Alexandre Jacques

Posted on Apr 18, 2020 • Originally published at alexandremjacques.github.io

Django (DRF) 12 Factor App with examples

#django #rest

I've been working with Django (especially with DRF) for a while now. Deploying Django apps is the one thing
that bothers me the most. It's hard and does not have a pattern. So I decided to build a guide here to keep notes for
myself and may help anyone that is struggling with the lack of patterns out there.

What is and why 12 Factors App?

The Twelve-Factor App is a methodology for building SaaS apps. The main concern is to keep
everything as isolated and as secure as possible. It was first presented by Heroku in 2011 and is still referenced as a
good guide for best practices in building and deploying apps.

Tools used on this guide:

Gitlab CI
VIM (my main editor)
Django and friends (special mention to python-decouple)

Assumes the bellow project structure (that I try to keep for all my projects)

├── Dockerfile
├── apps
│   ├── app1
│   └── app2
├── config
│   ├── settings.py
│   ├── urls.py
│   └── wsgi.py
├── docker-compose.yml
├── docker-entrypoint.sh
├── manage.py
├── requirements
│   ├── dev-requirements.in
│   └── requirements.in
└── requirements.txt

So, without further ado, to the guide!

Each factor title has a link to its explanation on the original site. Remember: all things explained here can be
ported to other CI/CD environments and to other languages.

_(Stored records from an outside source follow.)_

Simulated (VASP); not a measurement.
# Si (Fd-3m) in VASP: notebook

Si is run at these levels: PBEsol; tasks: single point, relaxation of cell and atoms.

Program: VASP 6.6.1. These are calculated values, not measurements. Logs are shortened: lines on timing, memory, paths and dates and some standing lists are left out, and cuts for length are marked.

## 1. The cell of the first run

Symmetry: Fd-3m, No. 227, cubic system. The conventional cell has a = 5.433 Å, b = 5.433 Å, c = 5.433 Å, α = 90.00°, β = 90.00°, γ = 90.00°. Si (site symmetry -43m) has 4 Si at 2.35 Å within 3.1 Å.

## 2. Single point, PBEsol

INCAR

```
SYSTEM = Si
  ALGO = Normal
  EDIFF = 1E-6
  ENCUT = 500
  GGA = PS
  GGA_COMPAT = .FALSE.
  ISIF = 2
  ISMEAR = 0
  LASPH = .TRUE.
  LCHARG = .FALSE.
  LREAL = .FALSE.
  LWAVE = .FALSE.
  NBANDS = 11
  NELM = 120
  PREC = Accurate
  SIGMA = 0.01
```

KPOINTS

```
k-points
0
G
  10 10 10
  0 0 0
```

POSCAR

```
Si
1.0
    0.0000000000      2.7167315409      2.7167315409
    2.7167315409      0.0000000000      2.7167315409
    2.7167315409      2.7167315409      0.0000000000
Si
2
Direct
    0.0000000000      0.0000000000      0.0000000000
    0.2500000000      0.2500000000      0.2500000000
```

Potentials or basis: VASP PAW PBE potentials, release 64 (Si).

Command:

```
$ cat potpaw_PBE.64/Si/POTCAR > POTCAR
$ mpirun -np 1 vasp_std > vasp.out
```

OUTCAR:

1. Codebase - One codebase tracked in revision control, many deploys

My approach is to use Gitflow. There are some variations on
this but, since Gitflow envisions different branches for different phases of your app, it's easy to create git hooks
to start a build and/or a deploy.

Since I'm using Gitlab CI, hooks are "translated" to the only tag on .glitlab-ci.yml configuration file. Examining
the example file bellow, notice the only tag. It informs Gitlab CI to only execute this task on commits to the
branches list:

image: gitlab/dind

stages:
  - build
  - deploy

run_build:
  stage: build
  only:
    - master
    - develop

run_deploy:
  stage: deploy
  only:
    - master

2. Dependencies - Explicitly declare and isolate dependencies

Recently I migrated my projects to pip-tools. Before the migration I was using pip but the workflow for managing
development/production dependencies was not working for me. So now, I have a /requirements directory on my project
root with dev-requirements.in and requirements.in.

The first line of my dev-requirements.in file includes requirements.in.

-r requirements.in
flake8
isort
...

So, for local development I can run:

pip-compile requirements/dev-requirements.in -o ./requirements.txt
pip-sync

And have both dev/production dependencies. In production, my pipeline has a slightly different pip-compile:

pip-compile requirements/requirements.in -o requirements.txt
pip-sync

And there you have: no development dependencies.

3. Config - Store config in the environment

Most of the "juice" of this workflow relies on this item. I have struggled for a while to find some kind of solution for
Django settings.py environment separation. The great majority involves different files for each environment. But those
solutions always ends up with sensitive information (SECRET_KEYs, database passwords, third-party app keys, etc.) in your version
control system.

As I mentioned in the begging of this guide, python-decouple comes to the rescue!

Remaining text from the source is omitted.